10-20-2017 02:54 PM - edited 10-20-2017 03:00 PM
Hello, I am trying to figure out a file translation issue when using filename ftp. I have attached a sample of the file I have been trying to import.
When I use the exact same data step code to import the exact same file I get bad results when I use the filename ftp (FTP Method below) versus good results when copying the same file (drag and drop) to the SAS server then importing from the copied file (Direct Copy Method below). I'm assuming the ftp messes it up because there are some encoding translation issues when pulling from a Windows FTP server to the Unix SAS Server. I've tried tweaking around with all the infile options but haven't been able get it to import everything. Sometimes it will even import a whole "column" of the data as a single attribute value. Does anyone know how I can get this to import to a table correctly (by correctly I mean having every bit of data in the table, the formatting can come later)?
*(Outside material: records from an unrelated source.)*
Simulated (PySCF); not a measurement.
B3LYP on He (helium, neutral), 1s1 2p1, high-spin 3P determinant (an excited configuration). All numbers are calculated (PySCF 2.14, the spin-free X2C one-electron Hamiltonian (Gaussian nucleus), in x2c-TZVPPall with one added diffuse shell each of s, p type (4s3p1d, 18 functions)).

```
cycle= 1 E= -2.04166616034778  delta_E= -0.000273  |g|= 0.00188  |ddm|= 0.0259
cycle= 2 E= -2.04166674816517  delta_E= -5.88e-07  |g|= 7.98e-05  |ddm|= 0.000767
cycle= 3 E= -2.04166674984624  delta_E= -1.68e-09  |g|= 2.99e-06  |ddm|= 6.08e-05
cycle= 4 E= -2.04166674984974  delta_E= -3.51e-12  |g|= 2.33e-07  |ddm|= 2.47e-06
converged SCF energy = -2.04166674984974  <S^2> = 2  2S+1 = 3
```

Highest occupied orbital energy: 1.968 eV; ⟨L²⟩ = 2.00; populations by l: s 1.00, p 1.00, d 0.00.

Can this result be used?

/* FTP Method */ FILENAME ftpfiles FTP 'filename.txt' CD='/directory' HOST='host.com' USER='user' PASS='pass'; data _temp; /* Exact same code */ infile ftpfiles /* Exact same code */ run; /* Direct Copy Method */ /* After copying file to sas server at '/sas_server/filename.txt' */ data _temp; /* Exact same code */ infile ftpfiles '/sas_server/filename.txt' /* Exact same code */ run;
10-20-2017 06:09 PM
If you are reading from a Unix system running on windows you may want the option TERMSTR=LF on the INFILE statement.
Windows and Unix use different characters to end a "line" of data. LF is Unix and a Windows system won't always recognize the end of a line especially with varying line lengths.
You don't show any LRECL option value either, which setting may be needed if some of your data is very long lines.
10-26-2017 04:28 PM
I've tried all three options of CRLF, LF, and CR and none of them read the lines correctly. Each line isn't too long either maybe 180 characters max. It's weird because if I use dlm='0A'x it finds the end-of-line correctly, but if I use termstr=LF it does not.
10-26-2017 05:02 PM
First look at the file on the source system and see what it looks like. For example if you SAS then you can run a simple program like this to see what is in the first 500 bytes of the file.
data _null_; infile "&path\sample_import_file.txt" lrecl=100 recfm=f obs=5 ; input; list; run;
The file you posted has CR+LF at the end of each line. It also says that it is using UTF16 character encoding.
NOTE: A byte-order mark in the file "c:\downloads\sample_import_file.txt" (for fileref "#LN00079") indicates that the data is encoded in "utf-16le". This encoding will be used to process the file.
You might want to tell the FTP engine that information as it might not be able to autodetect that. I am not sure the FTP engine can detect the BOM the same way that SAS can when reading directly from a disk file.
Second check what your "drag and drop" method actually did. How do you drag and drop a file from Windows to Unix? Are you using some type of GUI FTP interface? if so then perhaps it transferred the file in ASCII mode and so converted the CR+LF to just LF. Or perhaps you have mounted the same physical disk onto both a Windows machine and a Unix machine. Then most likely the file was copied as BINARY and so the CR+LF stayed exactly as they were before.
Third try using the RCMD option on the FTP filename engine to tell your FTP server whether you want to move the file as BINARY. You might need to save it to a temporary physical file and then read from there.